Diagram showing annual cluster mapping results.
This is the code and documention repository for Roland Hudson's dissertation project for a Master of Science in Software Engineering at the University of Liverpool.
The code defines a distributed, machine-learning application that classifies Colombian climate data and provides decision support to environmental designers seeking to understand the spatial and temporal use of low-energy design strategies.
A summary presentation of the project can be seen here.
Results from the evaluation of the project that also demonstrate the online dashboard can be seen here.
For more detail read the abstract below, for even more detail review the dissertation and the astah diagrams in the documentation folder.
The Application folder contains the Java code for the graphical user interface.
The Dashboard folder contains the JavaScript files for the visualisiton of analysis results.

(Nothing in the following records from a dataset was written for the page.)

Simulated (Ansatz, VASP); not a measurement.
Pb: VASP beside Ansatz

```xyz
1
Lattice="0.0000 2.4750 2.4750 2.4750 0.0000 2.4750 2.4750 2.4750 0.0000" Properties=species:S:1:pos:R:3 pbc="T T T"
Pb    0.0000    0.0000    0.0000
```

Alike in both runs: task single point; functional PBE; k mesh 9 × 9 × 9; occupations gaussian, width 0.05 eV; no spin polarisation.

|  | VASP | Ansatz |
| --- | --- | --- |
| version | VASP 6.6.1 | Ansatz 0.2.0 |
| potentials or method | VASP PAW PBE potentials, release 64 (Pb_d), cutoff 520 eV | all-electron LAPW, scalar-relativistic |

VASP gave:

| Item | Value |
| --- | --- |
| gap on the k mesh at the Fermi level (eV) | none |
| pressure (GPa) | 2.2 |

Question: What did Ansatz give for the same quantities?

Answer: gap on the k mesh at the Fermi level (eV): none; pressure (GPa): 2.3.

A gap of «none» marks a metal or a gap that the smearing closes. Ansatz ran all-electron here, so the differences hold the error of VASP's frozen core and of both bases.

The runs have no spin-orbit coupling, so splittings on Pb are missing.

The SparkClimateClustering folder contains the Java code for the Apache Spark ananlysis of the climate data set.
Diagram showing the interface for building analysis workflows.
The aim of this dissertation is to develop a distributed, machine-learning application that classifies Colombian climate data and provides decision support to environmental designers seeking to understand the spatial and temporal use of low-energy design strategies. These strategies can help provide more comfortable living and working conditions for people using the buildings and reduce the need for heating and cooling, lowering emissions and energy consumption. Implementing these strategies requires understanding the local and regional climate conditions over different periods. In Colombia, a lack of seasons, extreme topographical vari-ations and subtle tropical patterns make identifying localized, low-energy construction strategies complex.
The dissertation provides an overview of literature covering previous relevant research publications and theory, this includes examination of low-energy design strategies and spatiotemporal nature of climate data. The literature review summarises big data tools and systems, relevant to climate data and identifies recent applications of machine learning to classify climates. The analysis and design chapter describes use cases, identifies system requirements and proposes a general system design. The implementation chapter documents how Agile Model Driven Development is used to model, implement and document a software artefact, which integrates a local application with analysis and visualisation in a distributed, cloud-based environment.
The completed system allows users to explore a climatic dataset with the aim of finding spatiotemporal patterns and linking these to low-energy design techniques. A graphical user interface provides tools to configure analytic jobs, create and edit design strategies on a psychrometric chart and monitor the status of cloud resources. Apache Spark provides a distributed framework for processing the data using hierarchical and non-hierarchical clustering techniques. The system links clusters to design strategies and calculates domain and data-centric indices that indicate clustering performance.
The evaluation chapter describes the system appraisal process involving a series of analytic experiments that capture clustering specific and domain centric performance metrics. Both metrics indicate that the artefact can classify the Colombian climate into distant classes that represent climate patterns. Visualisation of the results of the evaluation support this finding by graphically representing known patterns in space and time and linking these with appropriate design strategies. Finally, software walkthroughs with domain experts suggest that with modification of certain controls and re-evaluation of the primary users the application is useful in industry.